The Court dedicated a large portion of its analysis to PHA’s attempted distinction from the Seventh Circuit decision, where the trustee alleged fraud surrounding the sale proceedings while PHA alleged fraud unrelated to the sale proceedings. The trustee in this case moved to sell PHA’s property to satisfy specific obligations arising out of PHA’s transactions with Wells Fargo, which the bankruptcy court approved. The Court reasoned that it would not make sense to allow PHA to challenge the transactions that gave rise to its now-extinguished debt. In fact, it would upend the purpose of res judicata, to promote finality and judicial economy.

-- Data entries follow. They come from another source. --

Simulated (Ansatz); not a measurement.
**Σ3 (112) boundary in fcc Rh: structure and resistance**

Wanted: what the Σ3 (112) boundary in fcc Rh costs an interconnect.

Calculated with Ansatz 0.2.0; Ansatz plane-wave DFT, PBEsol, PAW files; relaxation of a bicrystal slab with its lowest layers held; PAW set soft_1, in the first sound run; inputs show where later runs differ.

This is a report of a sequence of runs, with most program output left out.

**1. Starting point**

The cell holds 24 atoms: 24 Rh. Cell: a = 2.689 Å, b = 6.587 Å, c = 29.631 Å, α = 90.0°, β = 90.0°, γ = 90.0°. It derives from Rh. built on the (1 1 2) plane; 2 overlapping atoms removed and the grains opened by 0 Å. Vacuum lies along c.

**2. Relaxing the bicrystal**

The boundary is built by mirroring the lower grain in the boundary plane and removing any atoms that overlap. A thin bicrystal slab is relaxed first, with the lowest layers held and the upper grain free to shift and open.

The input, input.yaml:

Relying on the other Circuit’s decisions, as well as the purpose of Chapter 11 bankruptcy–to rehabilitate the debtor–the Court concluded that sale orders are final orders on the merit. The fact that a bankruptcy court sale order is an in rem proceeding does not remove in personam lender liability claims arising out of the same claims and involving the same parties from the reach of res judicata. PHA contended that a previous Fourth Circuit decision and a district court decision would decline to give preclusive effect to sale orders. The Fourth Circuit rejected the prior Fourth Circuit decision because the discussion about res judicata in that decision was merely dicta and because PHA’s fraud claims arose out of the same underlying transaction as the sale order. The Fourth Circuit also rejected the district court decision because it is not binding authority, because it involved a lift-stay order and not a sale order, and because it does not make sense to liquidate a bankruptcy estate and then allow claims to be brought against the creditor regarding the now-satisfied debts.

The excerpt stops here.